Thursday, March 4, 2021

World will move to digital money, but will it be private cryptocurrency?

 Sovereign currency issuers will have to think of themselves less as lords and masters and more as service providers in a free market of digital cash


The idea that much of today’s cash use will shift to digital tokens is neither faddish nor outlandish, as long as you don’t start equating the future of money with Bitcoin.
Sure, governments will borrow some elements of the distributed ledger technology behind private cryptocurrencies, but they will very much want to retain control of what circulates as money in their economies. Some will succeed.
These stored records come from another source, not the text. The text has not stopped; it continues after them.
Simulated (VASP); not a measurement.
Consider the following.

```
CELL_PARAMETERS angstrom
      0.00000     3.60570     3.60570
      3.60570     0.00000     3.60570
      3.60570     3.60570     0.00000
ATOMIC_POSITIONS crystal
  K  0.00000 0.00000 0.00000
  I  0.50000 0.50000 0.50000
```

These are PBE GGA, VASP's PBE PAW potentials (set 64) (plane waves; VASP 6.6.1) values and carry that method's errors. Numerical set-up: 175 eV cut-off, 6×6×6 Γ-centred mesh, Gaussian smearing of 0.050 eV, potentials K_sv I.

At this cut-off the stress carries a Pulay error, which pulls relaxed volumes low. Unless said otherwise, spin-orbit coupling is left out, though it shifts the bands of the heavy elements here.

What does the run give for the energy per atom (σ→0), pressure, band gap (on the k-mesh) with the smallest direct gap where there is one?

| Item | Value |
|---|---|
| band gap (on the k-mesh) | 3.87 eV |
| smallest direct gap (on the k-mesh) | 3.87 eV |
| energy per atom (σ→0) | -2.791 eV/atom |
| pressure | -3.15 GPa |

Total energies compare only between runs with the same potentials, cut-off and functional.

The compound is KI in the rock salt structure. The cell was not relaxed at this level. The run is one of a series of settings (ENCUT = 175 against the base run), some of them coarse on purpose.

Don’t be surprised if by the end of the current decade, the e-wallet on your smartphone resembles a multicurrency account. But instead of dealing with commercial banks, you may be a customer of central banks. Several of them, in fact.

Sound far-fetched? Apart from the Bahamian Sand Dollar, there’s no official online currency in mass-circulation yet. Still, digital yuan pilots are gathering pace as Beijing aims for a possible rollout coinciding with the 2022 Winter Olympics. Sweden may be the next major nation to follow suit. The Bank of Japan has no immediate plans, but it acknowledges the possibility “of a surge in public demand” for official digital cash going forward.

Even in the U.S., which is only toying with the concept, digital payment vehicles that don’t rely on traditional bank accounts can increase financial inclusion among cash users, according to a September 2020 paper by Federal Reserve Bank of Atlanta President Raphael Bostic and others. Treasury Secretary Janet Yellen says a digital dollar is “absolutely worth looking at.”